Canadian realty may slip into neutral zone

Canada's real estate numbers have been skewed by frenzied buying activity in Ontario and British Columbia. (GETTY IMAGES)

Canadian real estate markets have exceeded most experts' expectations over the last year, but after going full throttle for 12 months, markets should slip into neutral this summer, according to a media report.

A Scotiabank global real estate trends report says low mortgage rates, increased consumer confidence and stabilising job markets will help most Canadian regions remain sellers' markets as strong demand and rising prices continue.

"I think you're going to have a very active spring market, probably some cooling off in the second half of the year," Adrienne Warren, a senior economist at Scotiabank told The Calgary Sun.

Warren expects about 510,000 home sales this year – up 10 per cent from 2009, but just shy of the 2007 record, with average prices forecasted to increase about eight per cent.

New housing starts are expected to reach 190,000, up from 149,000 last year.

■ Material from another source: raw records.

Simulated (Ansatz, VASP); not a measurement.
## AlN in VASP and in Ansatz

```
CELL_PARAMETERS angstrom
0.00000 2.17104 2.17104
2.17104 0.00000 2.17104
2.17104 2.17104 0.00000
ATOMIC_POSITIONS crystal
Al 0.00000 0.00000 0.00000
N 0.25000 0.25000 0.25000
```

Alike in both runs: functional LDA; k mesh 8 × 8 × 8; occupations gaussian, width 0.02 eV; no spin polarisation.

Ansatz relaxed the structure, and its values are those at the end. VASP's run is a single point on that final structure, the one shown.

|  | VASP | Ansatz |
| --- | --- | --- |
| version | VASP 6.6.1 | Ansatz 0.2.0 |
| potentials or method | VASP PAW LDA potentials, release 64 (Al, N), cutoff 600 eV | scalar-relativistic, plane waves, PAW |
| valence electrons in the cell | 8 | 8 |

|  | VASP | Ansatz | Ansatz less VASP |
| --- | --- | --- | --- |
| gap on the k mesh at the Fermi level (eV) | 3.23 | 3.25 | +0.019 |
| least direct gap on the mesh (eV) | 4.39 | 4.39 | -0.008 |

The economic recovery from last year's painful recession in the country as a result of the rippling effect of the global financial crisis has improved consumer confidence, although a bounce back in the jobs market is taking more time, says Warren.

Just more than a third of the 417,000 jobs lost in the 2008-2009 recession have been replaced and the (national) unemployment rate is still at 8.2 per cent, only half a point below its high last August.

Most industry experts predict the increase in consumer confidence in the economy and low interest rates are behind the continued strength in the Canadian housing market.

National real estate numbers have been skewed by frenzied buying activity in Ontario and British Columbia provinces, where buyers are getting into new homes before the implementation of a Harmonized Sales Tax (HST) on July 1 in the provinces.

After the deadline, overheated markets – particularly Toronto and Vancouver – are expected to return to the more balanced conditions being experienced in other major Canadian markets such as Calgary and Edmonton.

"We're starting to see better balance, we're seeing more listings.

There was a real lack of listings for the better part of last year... we're moving back into a better balanced situation," says Warren.

Economists expect the Bank of Canada to raise interest rates by between half a percentage point and a full point over several months beginning in late spring or early summer to fight inflationary pressures in the economy.

The movement in rates will result in more subdued activity in the second half of the year, says Warren, adding the incentive for builders to add new houses to the market should also fade as supply increases and prices cool.

"The front-loaded activity in the first half of the year will also contribute to lower sales, prices and construction in 2011," she says.

Looking further into the future, Warren says the Canadian real estate landscape is on the verge of major changes.

"The performance of Canada's housing market over the past decade has been exceptional by virtually any measure," she says.

"Real home prices increased an average of 5.2 per cent annually from 2000 through 2009, representing the strongest decade of real price appreciation in at least 50 years.

"It is time for Canadians to reset their housing market expectations.

"We expect 2010 will mark a transition year as the boom of the 'aughts' gives way to a sustained period of more subdued housing activity over the coming decade," she added.